Sunday, January 09, 2005

A spiteful and envious mind

A spiteful and envious mind


Updated 11:23am (Mla time) Jan 09, 2005
By Isagani Cruz
Inquirer News Service



Editor's Note: Published on page A12 of the January 9, 2005 issue of the Philippine Daily Inquirer


I RECEIVED many cordial congratulations for my article "On turning 80" (Inquirer, 10/10/04) from contemporaries who were happy to extend me a warm "welcome to the club" of advanced senior citizens. They said I was now entitled like them to the usual privileges given to octogenarians, like allowances for loss of memory and occasional infantile behavior as in second childhood.

We all had a good laugh. I really enjoyed their greetings and sincerely thanked them for joining in my happiness. They showed me that conviviality, more than misery, loves company.

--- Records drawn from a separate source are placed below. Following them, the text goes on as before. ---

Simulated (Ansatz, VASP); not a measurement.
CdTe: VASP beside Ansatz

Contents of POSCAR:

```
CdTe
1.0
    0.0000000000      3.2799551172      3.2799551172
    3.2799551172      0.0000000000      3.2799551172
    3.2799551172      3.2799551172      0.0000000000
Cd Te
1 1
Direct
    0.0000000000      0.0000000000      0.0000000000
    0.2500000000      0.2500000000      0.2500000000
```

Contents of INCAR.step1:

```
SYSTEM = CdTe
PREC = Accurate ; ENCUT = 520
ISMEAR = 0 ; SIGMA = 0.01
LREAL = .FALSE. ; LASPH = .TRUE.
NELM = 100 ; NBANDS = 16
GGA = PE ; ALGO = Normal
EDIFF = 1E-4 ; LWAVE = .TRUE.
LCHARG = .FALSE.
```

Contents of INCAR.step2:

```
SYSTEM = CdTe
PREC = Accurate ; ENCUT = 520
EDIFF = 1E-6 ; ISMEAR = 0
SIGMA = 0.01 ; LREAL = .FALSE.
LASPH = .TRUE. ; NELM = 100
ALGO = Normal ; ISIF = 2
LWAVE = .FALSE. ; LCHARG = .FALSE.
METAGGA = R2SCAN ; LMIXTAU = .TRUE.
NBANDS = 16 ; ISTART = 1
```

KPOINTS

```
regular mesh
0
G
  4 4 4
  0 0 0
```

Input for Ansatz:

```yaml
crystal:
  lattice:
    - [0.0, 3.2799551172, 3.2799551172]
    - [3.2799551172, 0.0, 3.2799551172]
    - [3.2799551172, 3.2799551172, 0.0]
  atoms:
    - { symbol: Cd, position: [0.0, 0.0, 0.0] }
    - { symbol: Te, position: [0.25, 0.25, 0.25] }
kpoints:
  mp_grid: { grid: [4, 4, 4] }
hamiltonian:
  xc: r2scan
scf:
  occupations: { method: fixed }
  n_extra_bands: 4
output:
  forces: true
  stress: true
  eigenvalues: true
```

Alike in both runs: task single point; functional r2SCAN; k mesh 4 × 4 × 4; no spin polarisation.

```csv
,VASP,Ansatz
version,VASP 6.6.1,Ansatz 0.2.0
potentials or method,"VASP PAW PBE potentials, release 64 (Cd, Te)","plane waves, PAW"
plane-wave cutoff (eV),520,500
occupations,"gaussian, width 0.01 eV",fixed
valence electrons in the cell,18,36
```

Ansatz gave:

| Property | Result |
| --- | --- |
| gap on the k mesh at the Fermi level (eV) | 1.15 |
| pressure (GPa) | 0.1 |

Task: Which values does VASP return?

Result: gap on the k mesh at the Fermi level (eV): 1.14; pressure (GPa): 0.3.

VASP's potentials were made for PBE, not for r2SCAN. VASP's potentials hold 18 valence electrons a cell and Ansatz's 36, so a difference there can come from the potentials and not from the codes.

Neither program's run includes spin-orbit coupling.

One reader, however, was not equally pleased. In fact, he was resentful and imputed to me boastful motives. He said the article "gave (him) the impression that (I) seem superfluous in self-laudation, expressing praise, commendation and self-satisfaction in (my) many accomplishments...

"I can't help to wonder how many oldsters in the 70s and 80s who did not make the grade felt after reading your essay," he lamented. "How degraded they must be for being 'failures' ... The truth is that the lives of these 'failures' are made more miserable because the ones who have made it in life are not willing to allow them to forget the successes of some of their contemporaries."

Part of such successes, he concluded in a pique of envy and selfishness, "spells LUCK." For this, he suggested, although he did not actually say so, I cannot claim any credit. I should not be so egoistic, he said, if I had not been just lucky for being "in the right place at the right time." (Like being the millionth visitor to a fair?)

I suppose this was a happenstance he did not enjoy, which is why he felt so frustrated. My first impulse on reading his letter was to throw it in the trashcan where it belonged. On second thought, however, I decided to write this reply and exorcise, if I can, the bitterness that must be gnawing at this man's soul.

The malicious impression he got from my article is his, not mine, nor did I give it to him. If he felt dejected and excluded, that is his problem, not mine. Contrary to his accusation, I was not showing off for that is not in my nature. I was merely narrating some of my pleasant memories and sharing them with my readers, whom I consider my friends.

It is the pleasure of old people to recall the days when they were young and vigorous and full of hope and ambition. The present has become a plateau and the future is a time they can only await but no longer anticipate. Memories, especially the cherished ones, are like caresses from the past that enable them to re-live the adventures of the vanished years.

That is what I felt when I looked back in my article. There was no vain or wicked purpose to compare myself with others without similar recollections.

The suggestion that my intention was to make others feel miserable for their failures is an inane malediction. Only the malicious can entertain such a cruel thought. The writer of that letter must presume the worst in every human being and suspect that everything a person does is aimed to molest his innocent neighbor. That is what he has convicted me of with his disaffected mind.

Rather than rejoice with me for my fond memories, he has decided that I am a churlish person whose purpose in life is to compare myself with others and put them in a bad light. I do not even know who those others are, what he describes as their failures, and why I should criticize them at all. Yet he would make me the ultimate villain for saying I am better than those others who should be ashamed of their failures.

Most of us think of the best in people (except crooks in general and politicians in particular), but the person who wrote that letter is an angry exception. He is a hater who thinks that every guileless act conceals bad intentions. He must be a lonely man. As he has revealed that he is spiteful and unwilling to see others enjoy themselves, he will be, for charity's sake, nameless in this piece.

I thought at first of replying to him privately to correct those ugly thoughts that are warping his heart and mind. I have decided, however, to do this in this column, just in case there are some who think as darkly as he does. The many other letters I have received on that article were cheerful and affable, but there may be one or two like him who are lurking in the shadows. I hope they will see the light even if he does not.